This could help overcome a reticence among companies to invest on their own in high-risk, high-investment areas, he said.

An investment plan presented by the commission and the European Investment Bank would help to raise more private investment for riskier projects that would benefit R&D across Europe, he said.

Long-term investment

“We want to create an environment that is friendly to long-term investment and can benefit research, innovation and science,” he said.

This approach was not intended to undermine the importance of fundamental research in favour of applied and near-to-market research.

“I’m of the view that they are two sides of the same coin,” he said. “Fundamental research is for me the stream that leads into the rivers of technology and innovation,” he said.

“But we have also to recognise that while the EU is efficient in transforming money into knowledge, we are not so good at transforming this knowledge into new products and services.”

Too often discoveries made in the EU ended up being brought to market by commercialisation in the US.

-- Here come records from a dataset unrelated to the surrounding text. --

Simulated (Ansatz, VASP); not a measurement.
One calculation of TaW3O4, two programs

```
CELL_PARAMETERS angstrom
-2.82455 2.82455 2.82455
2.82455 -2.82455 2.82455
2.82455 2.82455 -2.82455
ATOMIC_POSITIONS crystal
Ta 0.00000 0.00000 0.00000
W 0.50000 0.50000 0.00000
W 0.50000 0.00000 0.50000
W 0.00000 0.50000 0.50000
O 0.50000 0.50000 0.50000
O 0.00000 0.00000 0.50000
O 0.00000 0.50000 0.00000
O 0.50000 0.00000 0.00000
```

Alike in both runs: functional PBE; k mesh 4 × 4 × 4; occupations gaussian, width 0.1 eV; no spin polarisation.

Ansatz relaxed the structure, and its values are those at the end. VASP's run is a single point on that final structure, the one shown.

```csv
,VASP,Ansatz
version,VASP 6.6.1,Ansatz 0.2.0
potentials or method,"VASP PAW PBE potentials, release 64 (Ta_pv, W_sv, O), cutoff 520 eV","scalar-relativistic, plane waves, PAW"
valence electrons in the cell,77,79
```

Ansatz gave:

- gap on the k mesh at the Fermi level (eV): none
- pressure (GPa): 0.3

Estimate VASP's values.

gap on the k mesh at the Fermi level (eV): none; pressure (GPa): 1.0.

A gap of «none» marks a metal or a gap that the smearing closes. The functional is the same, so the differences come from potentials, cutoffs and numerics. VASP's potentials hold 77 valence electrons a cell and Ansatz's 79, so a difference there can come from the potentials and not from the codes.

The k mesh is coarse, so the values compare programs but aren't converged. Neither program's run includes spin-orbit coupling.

What was needed was a balance between basic and applied, while remembering that they were “intrinsically linked”. Europe needed to strengthen its capacity to innovate while at the same time “consolidate fundamental research as the flagship of Europe”.

Last Friday’s was Mr Moedas’s first visit to Ireland as a commissioner and he saw research in the agriculture and food areas related to the “new bio-economy”. This visit gave him an opportunity to learn more about Ireland’s approach to research funding, he said.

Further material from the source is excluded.